Doubts Cast in Gilad Shalit/Palestinian Prisoner Swap

October 18, 2011

Today, we woke up to find the exchange of Israeli soldier, Gilad Shalit, and 477 Palestinian prisoners.

As news services around the world covering the exchange highlight Gilad Shalit’s ordeal of being held for five years in virtual incommunicado detention and the story of the Palestinian prisoners being released – some having been held for decades – one thing is glaringly obvious – this whole episode highlights the need for the humane treatment of all detainees – whether Palestinian or Israeli.

Amnesty International released a press release this morning that said:

“This deal will bring relief to Gilad Shalit and his family after an ordeal that has lasted more than five years. Many Palestinian families will feel a similar sense of relief today when they are reunited with their relatives, many of whom have spent decades under harsh conditions in Israeli detention,” said Malcolm Smart, Amnesty International’s Middle East and North Africa Director.
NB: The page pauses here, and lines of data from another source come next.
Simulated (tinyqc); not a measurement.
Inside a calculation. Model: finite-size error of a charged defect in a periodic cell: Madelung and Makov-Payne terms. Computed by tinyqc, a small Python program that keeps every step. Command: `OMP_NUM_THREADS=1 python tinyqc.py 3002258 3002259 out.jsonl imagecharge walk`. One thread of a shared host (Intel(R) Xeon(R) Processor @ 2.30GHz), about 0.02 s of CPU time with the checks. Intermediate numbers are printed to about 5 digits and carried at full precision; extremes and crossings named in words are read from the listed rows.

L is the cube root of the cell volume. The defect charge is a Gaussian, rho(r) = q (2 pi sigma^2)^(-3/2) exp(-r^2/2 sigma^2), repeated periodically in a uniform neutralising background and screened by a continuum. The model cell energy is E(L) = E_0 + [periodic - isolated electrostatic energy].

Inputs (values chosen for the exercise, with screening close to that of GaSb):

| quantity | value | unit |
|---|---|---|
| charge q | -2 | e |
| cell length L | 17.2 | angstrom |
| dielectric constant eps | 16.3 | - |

“However, more needs to be done to protect the rights of thousands of others who remain in detention. The Israeli authorities, the Hamas de facto administration in Gaza, and the Palestinian Authority in the West Bank must seize this opportunity to ensure respect for the rights of all prisoners and detainees in their custody.”

Amnesty is concerned about the violations of prisoner rights in both the case of Gilad Shalit and the Palestinian prisoners as well as problems concerning the swap itself.

Amnesty International has long worked for the humane treatment of Gilad Shalit while detained by Palestinian armed groups as well as for the rights of Palestinian prisoners detained by the Israeli authorities. Amnesty has also repeatedly called on both sides not to use prisoners as bargaining chips.

Areas of concern regarding the swap itself include the fact that a good number of the Palestinian prisoners being released are from the West Bank, but are being sent to the Gaza Strip where they will be entirely cut off from their families with no possibility of visits. While under the Oslo Accords and international humanitarian law the West Bank, including East Jerusalem, and the Gaza Strip are recognized as a single territorial unit, Israel maintains a highly restrictive closure regime on the strip that rarely, if ever, allows Palestinians living from Gaza access to the West Bank or vice versa.

Also, 41 prisoners, including one woman, will be exiled abroad. And although it is unclear whether they are being exiled permanently or will be allowed to return to their homes in the Occupied Palestinian Territories (OPT) at some point in the future – this act contravenes the Geneva Conventions.

The Geneva Conventions prohibit an occupying power from forcibly transferring or deporting people from an occupied territory; in this case, the West Bank, including East Jerusalem and the Gaza Strip. In the event that those prisoners being exiled abroad or transferred to Gaza from the occupied West Bank, including East Jerusalem, have not given their consent, Israel would be violating its obligations under international humanitarian law.

Both Israel and Hamas have used ‘security’ as an excuse to justify the harsh treatment of prisoners to ‘explain’ their actions, but security can never be used to justify violating an individual’s basic human rights.